In what is seen as a great equalizer of physical ability, competitive gaming continues to grow in popularity, seeing combatants of all makes and molds entering the ring for a chance at becoming a champion: and Japan is taking their esports program a step further by organizing tournament exclusively for differently-abled gamers.
Japan’s very first esports competition for disabled competitors will take place on August 31 during the Gunma Esports Festival in Takasaki, boasting a grand prize of 1 million yen (roughly $9,300).
Their game of choice? Massively popular battle arena title League of Legends, which will see four five-player teams duke it out for the cash, as told by Gunma Prefecture’s esports association.
The Gunma Esports Festival sees the participation of Onelife Inc., which provides equipment specially made for combatants to better utilize computer equipment.
Onelife similarly opened a training center for disabled gamers to hone their skills in November 2018 - an organization mirrored in the West by such groups as Able Gamers.
The Gunma Esport Festival ultimately hopes to bridge the gap between able-bodied gamers and disabled competitors, with plans to create a competition featuring both groups in the future.

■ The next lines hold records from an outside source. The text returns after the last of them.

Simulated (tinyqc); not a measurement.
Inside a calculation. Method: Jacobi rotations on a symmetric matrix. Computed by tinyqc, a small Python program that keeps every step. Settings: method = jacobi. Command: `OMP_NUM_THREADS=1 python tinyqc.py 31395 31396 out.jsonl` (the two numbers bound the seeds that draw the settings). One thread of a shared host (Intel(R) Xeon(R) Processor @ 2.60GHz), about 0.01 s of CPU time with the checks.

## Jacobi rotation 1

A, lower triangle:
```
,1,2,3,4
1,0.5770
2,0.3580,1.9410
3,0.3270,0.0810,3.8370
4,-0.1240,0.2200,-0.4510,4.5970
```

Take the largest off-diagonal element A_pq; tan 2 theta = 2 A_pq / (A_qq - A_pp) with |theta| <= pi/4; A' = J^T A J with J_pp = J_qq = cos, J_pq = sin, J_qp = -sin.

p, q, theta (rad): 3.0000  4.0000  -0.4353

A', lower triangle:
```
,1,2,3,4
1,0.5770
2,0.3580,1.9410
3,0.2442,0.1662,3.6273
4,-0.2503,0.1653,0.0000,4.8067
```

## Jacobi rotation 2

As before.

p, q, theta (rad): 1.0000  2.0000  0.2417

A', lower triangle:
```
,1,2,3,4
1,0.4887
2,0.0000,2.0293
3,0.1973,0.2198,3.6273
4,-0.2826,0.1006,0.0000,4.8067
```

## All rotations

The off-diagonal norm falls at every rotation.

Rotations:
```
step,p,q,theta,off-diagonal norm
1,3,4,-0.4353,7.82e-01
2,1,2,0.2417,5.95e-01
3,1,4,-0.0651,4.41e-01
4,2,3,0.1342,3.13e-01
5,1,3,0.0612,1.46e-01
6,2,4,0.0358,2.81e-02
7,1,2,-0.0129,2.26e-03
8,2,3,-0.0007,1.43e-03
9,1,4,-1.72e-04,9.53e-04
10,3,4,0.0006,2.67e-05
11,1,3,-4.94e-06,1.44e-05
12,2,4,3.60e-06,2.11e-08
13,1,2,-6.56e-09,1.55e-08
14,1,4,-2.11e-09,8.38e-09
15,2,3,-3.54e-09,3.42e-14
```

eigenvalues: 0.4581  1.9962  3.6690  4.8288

One participant in the festival, Ryuya Koshizuka, suffers from muscular dystrophy and uses his mouth to direct a controller.
“It was hard to remember at first, but now, I can use it,” Koshizuka said of the device in a report from Kyodonews. “I hope to win at the tournament.”
Koshizuka isn’t the only disabled gamer to use his mouth for gaming purposes: Street Fighter V pro Mike ‘Brolylegs’ Begum similarly uses his tongue to manipulate a DualShock 4 controller in tournament, having made an appearance on Capcom’s “Street Fighter League” Season 1 this summer.
While not all gaming equipment is user-friendly across the board, organizations like Onelife and Able Gamers help level the playing field for esports hopefuls like Brolylegs and Koshizuka - including the Gunma Esports Festival, who is placing a massive spotlight on a hard working group of competitive gamers in a country growing into its esports wings, as seen in the creation of Japan’s JESU esports licenses in 2018.